U.S. judge orders removal of Ten Commandments from Kentucky public buildings


18 May 2000 (Newsroom) — A U.S. federal court in Kentucky has ordered state officials to remove wall displays that include the Ten Commandments from classrooms in a public school district and two county courthouses. Judge Jennifer B. Coffman issued three nearly identical preliminary injunctions on May 5, arguing that the wall displays amounted to government endorsement of a particular religion, in conflict with the First Amendment.

Officials in Harlan, McCreary, and Pulaski counties assembled the displays after a lawsuit by the American Civil Liberties Union (ACLU) of Kentucky last November challenged the posting of the Ten Commandments by itself. In an attempt to comply with the law, officials added historical documents reflecting the country’s Judeo-Christian heritage. The documents included the Mayflower Compact, the national motto “In God We Trust,” the preamble to the Kentucky Constitution, an excerpt from the Declaration of Independence, a proclamation issued by President Ronald Reagan declaring 1983 the Year of the Bible, and an 1863 proclamation by President Abraham Lincoln designating a National Day of Prayer and Humiliation.

The defendants, contending that the documents now on display are historical, have filed motions to stay the injunctions with both the U.S. District Court and the Sixth Circuit Court of Appeals in Cincinnati, Ohio. In the Harlan County schools, the Ten Commandments appear as printed in the Congressional Record.

“These documents speak for themselves,” argues defense lawyer Colonel Ronald D. Ray, who served as deputy assistant secretary of defense under President Ronald Reagan. “You can’t call the Congressional Record a religious document. That flies in the face of the Constitution, which provides for the Congressional Record. This is censorship of the permanent and official history of American civil government.”

One of Judge Coffman’s orders states, however, that “each and every document (in the displays) refers to religion. Several have been edited to include only their religious references. Indeed, the only unifying element among the documents is their reference to God, the Bible, or religion.”

For the time being, the displays continue to hang on the walls of public buildings in the three eastern Kentucky counties. “Before I personally take them down I will resign my office or go to jail,” professes McCreary County Judge-Executive Jimmie W. Greene, who has served in his current capacity intermittently since 1978. “I respect the law, but this would be one order I would have to disobey.”
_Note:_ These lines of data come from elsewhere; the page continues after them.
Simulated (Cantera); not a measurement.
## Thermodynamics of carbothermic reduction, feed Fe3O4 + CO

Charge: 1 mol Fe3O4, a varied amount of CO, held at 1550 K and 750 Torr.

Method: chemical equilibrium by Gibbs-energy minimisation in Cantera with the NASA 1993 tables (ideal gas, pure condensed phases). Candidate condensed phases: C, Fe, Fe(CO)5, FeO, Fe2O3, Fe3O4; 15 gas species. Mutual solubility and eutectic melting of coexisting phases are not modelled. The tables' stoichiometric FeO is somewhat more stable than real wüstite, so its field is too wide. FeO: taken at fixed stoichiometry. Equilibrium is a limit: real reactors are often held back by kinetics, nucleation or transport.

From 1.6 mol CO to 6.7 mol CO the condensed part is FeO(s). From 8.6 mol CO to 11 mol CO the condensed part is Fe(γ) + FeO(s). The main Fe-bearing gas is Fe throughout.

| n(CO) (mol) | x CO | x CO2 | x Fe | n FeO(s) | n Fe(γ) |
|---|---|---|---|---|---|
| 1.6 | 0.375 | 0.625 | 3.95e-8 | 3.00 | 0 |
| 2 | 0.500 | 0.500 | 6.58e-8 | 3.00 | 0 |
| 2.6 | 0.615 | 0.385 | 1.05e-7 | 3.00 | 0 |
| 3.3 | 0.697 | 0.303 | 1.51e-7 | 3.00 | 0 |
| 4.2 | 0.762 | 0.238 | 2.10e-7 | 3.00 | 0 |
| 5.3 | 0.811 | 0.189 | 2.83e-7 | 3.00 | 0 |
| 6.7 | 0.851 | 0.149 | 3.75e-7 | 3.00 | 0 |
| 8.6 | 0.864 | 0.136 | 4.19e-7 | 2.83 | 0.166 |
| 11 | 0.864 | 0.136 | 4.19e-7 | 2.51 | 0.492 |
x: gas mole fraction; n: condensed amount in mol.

Greene says he draws encouragement from Alabama Judge Roy Moore, who caught the nation’s attention in the mid-1990s when he battled legal challenges to remove the Ten Commandments from his courtroom wall. In the past year a Ten Commandments movement has gathered steam, particularly since the shootings at Columbine High School in April 1999. “For at least a decade, a large percentage of the American public has been restless over the idea that there are no moral anchors in our society, that we’ve abandoned our moral absolutes, that we’ve sold out to moral relativism,” explains the Rev. Robert Schenck, whose Washington, D.C.-based National Clergy Council launched a Ten Commandments Project in 1995 to stimulate dialogue about moral issues. “But the flame was Columbine. There we saw what we thought our culture was incapable of. … It was a terrifying wake-up call in our culture.”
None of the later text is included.